St Abbs, Scottish Borders

Mr G, keen to get back for the kick-off of Scotland’s Six Nations Rugby match against the Auld Enemy began to increase his pace. I cursed him under my breath as we sprinted round our lovely walk to sit indoors and watch TV.

As we sped past a sign announcing ‘SLOW walkers & animals’ the irony wasn’t lost on me. I saw Mr G power off into the distance with The Teen and Wee Dug in hot pursuit. Later when Scotland were hammered by England at Twickenham I felt vindicated.

Scotland blogSt Abbs Head, Scottish Borders

We spent a second night relaxing back at our cosy farm cottage. I took full advantage of the huge jacuzzi bath to unwind with some Arran Aromatics bubbles after my sprint round St Abb’s Head.

Next morning we woke to blue sky so decided to enjoy a leisurely drive home.

Coldingham Priory

Coldingham Priory was our first stop. It has a long and rich history, and was once a hugely significant religious site.  It was founded after King Edgar granted the land in 1098 for the founding of a Benedictine order. The priory has been through many iterations in its near 1,000 year history, and has risen like a phoenix from the ashes after numerous attacks. Today the medieval ruins sit alongside the modern-day church which is still in use. As we explored the ruins the sound of hymns rang out around the churchyard.

Coldingham Priory, Scottish Borders Coldingham Priory, Scottish Borders

Cove  Harbour

Once we’d explored the priory we wound our way northwards stopping at Cove so the boy could enjoy some fast running on the beach.
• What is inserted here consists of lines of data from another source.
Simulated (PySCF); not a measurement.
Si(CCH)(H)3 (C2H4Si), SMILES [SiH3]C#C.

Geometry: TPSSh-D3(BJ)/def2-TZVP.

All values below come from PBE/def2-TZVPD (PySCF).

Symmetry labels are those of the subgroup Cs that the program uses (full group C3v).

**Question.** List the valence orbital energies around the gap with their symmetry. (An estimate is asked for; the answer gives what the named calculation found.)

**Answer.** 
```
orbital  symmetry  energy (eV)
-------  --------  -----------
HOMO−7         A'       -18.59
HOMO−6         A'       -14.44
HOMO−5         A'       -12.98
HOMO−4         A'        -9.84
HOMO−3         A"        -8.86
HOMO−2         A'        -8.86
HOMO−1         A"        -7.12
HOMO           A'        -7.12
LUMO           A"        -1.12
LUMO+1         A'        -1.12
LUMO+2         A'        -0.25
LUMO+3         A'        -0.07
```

In 1881 a terrible storm at sea caused heartache for the small fishing communities dotted along this coastline. 189 men died and the tiny village of Cove lost 11 of its 21 fishermen, and 3 of its 5 fishing boats. Today poignant memorials stand in the towns and villages left devastated by the tragedy. They pay tribute to the women and children left behind. The women stand looking out to sea, both hopeful and grief-stricken as crying children cling to them for comfort.

Cove, Scottish Borders

The beach at Cove is sheltered by a small harbour and visiting it is a real adventure. A path winds down to the shore and soon reaches an ominous looking tunnel which disappears into a wall of natural sandstone. The 18th century tunnel cuts through the rock to access the beach. It was once used by Fishermen for storing fish. It’s rumoured to have been used by smugglers too and stumbling, cautiously through it, it’s easy to imagine illicit goings on.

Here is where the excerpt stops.